Producing Short Films For The Internet And How It’s Being Done By One Production Company
The internet is a marvelous place–at least most of the time–where we can go to find anything that can be typed into a search bar. How many videos on YouTube contain somebody actually saying “this is so going on YouTube?” Everyone wants to make a film, but not many of us goes past putting 2 minutes of amateur recording on YouTube or Facebook. However, for amateur or even professional filmmakers, the internet has provided a convenient (and sometimes lucrative) place to expose a short film.

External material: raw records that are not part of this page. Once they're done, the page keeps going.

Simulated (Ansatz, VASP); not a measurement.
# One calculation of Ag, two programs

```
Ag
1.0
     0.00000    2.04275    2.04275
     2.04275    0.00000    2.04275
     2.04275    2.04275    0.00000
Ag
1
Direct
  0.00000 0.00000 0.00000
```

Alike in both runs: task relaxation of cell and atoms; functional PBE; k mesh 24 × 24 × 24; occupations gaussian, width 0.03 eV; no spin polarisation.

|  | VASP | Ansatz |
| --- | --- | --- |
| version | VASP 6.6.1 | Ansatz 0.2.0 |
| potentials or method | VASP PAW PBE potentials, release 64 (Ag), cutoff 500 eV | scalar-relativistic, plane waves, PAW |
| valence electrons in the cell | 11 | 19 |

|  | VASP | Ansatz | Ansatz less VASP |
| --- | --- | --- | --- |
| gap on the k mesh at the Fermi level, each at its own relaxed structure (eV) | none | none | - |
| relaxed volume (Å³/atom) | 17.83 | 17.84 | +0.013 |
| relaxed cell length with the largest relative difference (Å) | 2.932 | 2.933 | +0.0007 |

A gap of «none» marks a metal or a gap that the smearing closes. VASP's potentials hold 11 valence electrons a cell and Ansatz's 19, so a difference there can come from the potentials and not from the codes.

Of course, some devoted fans of independent film might seek out local festivals, such as the ongoing Rooftop Films 16th Annual Summer Series in NYC. But that excludes a pretty large audience, doesn’t it? That’s why one production company, Finite Films, is coming out with one short film per month, with a unique relationship with their online fan base. Remember, the fans are the ones who make the effort worthwhile, so it’s in everyone’s best interests to listen to submitted requests. For example, after Finite Films has gone through it’s process of public voting, they will consider a constraint such as “One character has to be hiding a horrible secret.” It’s a pretty creative solution for writer’s block.
They explain: “From finite constraints come infinite possibilities.” Absolutely. Because when you have a team consisting of a director, writer, producer, actors, etc., creative differences become inevitable. If you can limit your focus to very specific ideas, then you’ve really got something. See exactly how it’s done:
• Anyone, anytime can submit a 1-sentence constraint.
• At the end of every month, we create a list of our favorite 21 constraints that users get to vote on.
• The top 7 become our new set of constraints for a short film that we will produce.
• Each time we post a new film, visitors can see the set of rules we had to follow, along with who submitted them. The writers of that film’s constraints get their names in the credits as well!
• A new short film premieres at the beginning of every month; and while we’re in production, track our progress with our weekly video Production Diaries.
It’s really a fantastic idea–but it’s hardly the only successful way to reach out to an audience online. Here’s the thing about putting your short film on YouTube, Vimeo, or even your own website: it’s free. Any video (whether it’s a short film or a laughing baby) can be seen by millions of people. And where there are millions of people, there is a lot of money in advertising. Filmmakers are breathing a sigh of relief, knowing that if there isn’t as willing an audience in the movie theater, there is definitely a future on the internet.